Barenboim plays WTC BACH: The Well Tempered Clavier, Book 1 – Daniel Barenboim, piano – Warner Classics 2564 61553-2 (2 CDs)****:

“I was reared on Bach.” Thus begins the pianist’s liner note to what is his most impressive recording since his complete set of the Beethoven symphonies. Exploring a Bach far distant from both the authentic recreations of the great harpsichordists and the legendary recordings of pianists such as Glenn Gould and Edwin Fischer, who were tied to such recreations in their dry though highly compelling and very different visions, Barenboim has raised the spirit of the composer with a uniquely reflective simplicity, grace and beauty that surely will come to be recognized as a landmark of Bach playing on the piano.

Although there is literally not one bar that is routine, Barenboim’s approach has certain characteristics that become evident, including the use of gentle, what used to be called feminine endings to both the preludes and fugues, and a tendency to blur more difficult fugal passages so that their effect is less the workings of a musical mechanism than the invocation of a remote emotional ambience. Throughout, in every bar, it is as if he had just discovered and been stunned by the magnificence of the composer’s inspiration.

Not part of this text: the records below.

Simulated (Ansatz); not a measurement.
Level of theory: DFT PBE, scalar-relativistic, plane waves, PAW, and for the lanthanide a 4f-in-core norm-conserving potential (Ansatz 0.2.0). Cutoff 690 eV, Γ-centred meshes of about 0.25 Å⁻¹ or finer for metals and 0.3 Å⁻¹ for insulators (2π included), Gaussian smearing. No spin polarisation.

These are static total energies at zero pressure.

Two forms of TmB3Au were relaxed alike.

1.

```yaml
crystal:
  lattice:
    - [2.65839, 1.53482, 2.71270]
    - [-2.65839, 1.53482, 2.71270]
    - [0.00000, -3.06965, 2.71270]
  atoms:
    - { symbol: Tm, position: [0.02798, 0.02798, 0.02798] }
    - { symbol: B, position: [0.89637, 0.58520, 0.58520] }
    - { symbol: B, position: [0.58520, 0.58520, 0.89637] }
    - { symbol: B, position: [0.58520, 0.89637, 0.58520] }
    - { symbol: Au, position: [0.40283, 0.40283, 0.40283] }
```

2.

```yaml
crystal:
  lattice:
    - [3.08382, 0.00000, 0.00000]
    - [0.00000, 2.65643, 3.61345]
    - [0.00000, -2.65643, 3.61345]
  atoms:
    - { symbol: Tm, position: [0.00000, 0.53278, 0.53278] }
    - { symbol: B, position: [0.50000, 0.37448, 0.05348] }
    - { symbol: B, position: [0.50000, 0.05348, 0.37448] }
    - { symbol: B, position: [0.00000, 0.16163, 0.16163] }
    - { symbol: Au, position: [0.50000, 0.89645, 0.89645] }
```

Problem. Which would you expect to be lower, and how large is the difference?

The recording by Martin Sauer and Tobias Lehmann, made in the Teldec Studio in Berlin, is exquisitely lovely, capturing Barenboim’s wide-ranging use of tonal nuance within a magical aura of space that perfectly complements the interpretation. The liner notes, consisting of a historical-philosophical discussion by Barenboim that, invoking Mendelssohn, Schumann, Liszt and Stokowski, makes a strong case for an interpretation that comes down squarely for the concept of interpretive progress, augmented by a chatty, absorbing and highly informative introduction to the music by Jeremy Siepmann, confirm that this production has been thought out carefully from the start. There is nothing to do besides listen to and marvel at the music making, and to wait eagerly for Book Two.

– Laurence Vittes

Dausgaard conducts Bee 6th BEETHOVEN: Symphony No. 6, Leonore Overtures 1-3 – Swedish Chamber Orchestra Örebro, conducted by Thomas Dausgaard – Simax Classics PSC 1184 (74 mins.):

The Danish conductor Thomas Dausgaard continues his brilliant voyage through Beethoven’s orchestra music with a sixth installment comprising the “Pastoral” symphony and the three Leonore overtures. In each, Dausgaard sets a breathless pace and then proceeds to knock aside all conventional notions of the true nature of the composer’s intentions. This is as true of the relatively obscure first Leonore overture, which proves to be hardly a poor cousin of its larger, more famous siblings, as it is of the symphony, which may not be quite as fast and furious as Carlos Kleiber’s celebrated 1983 live performance with the Bayerisches Staatsorchester, recently released to great acclaim on Orfeo (along with four minutes of applause!), but in the end it is more dramatically convincing.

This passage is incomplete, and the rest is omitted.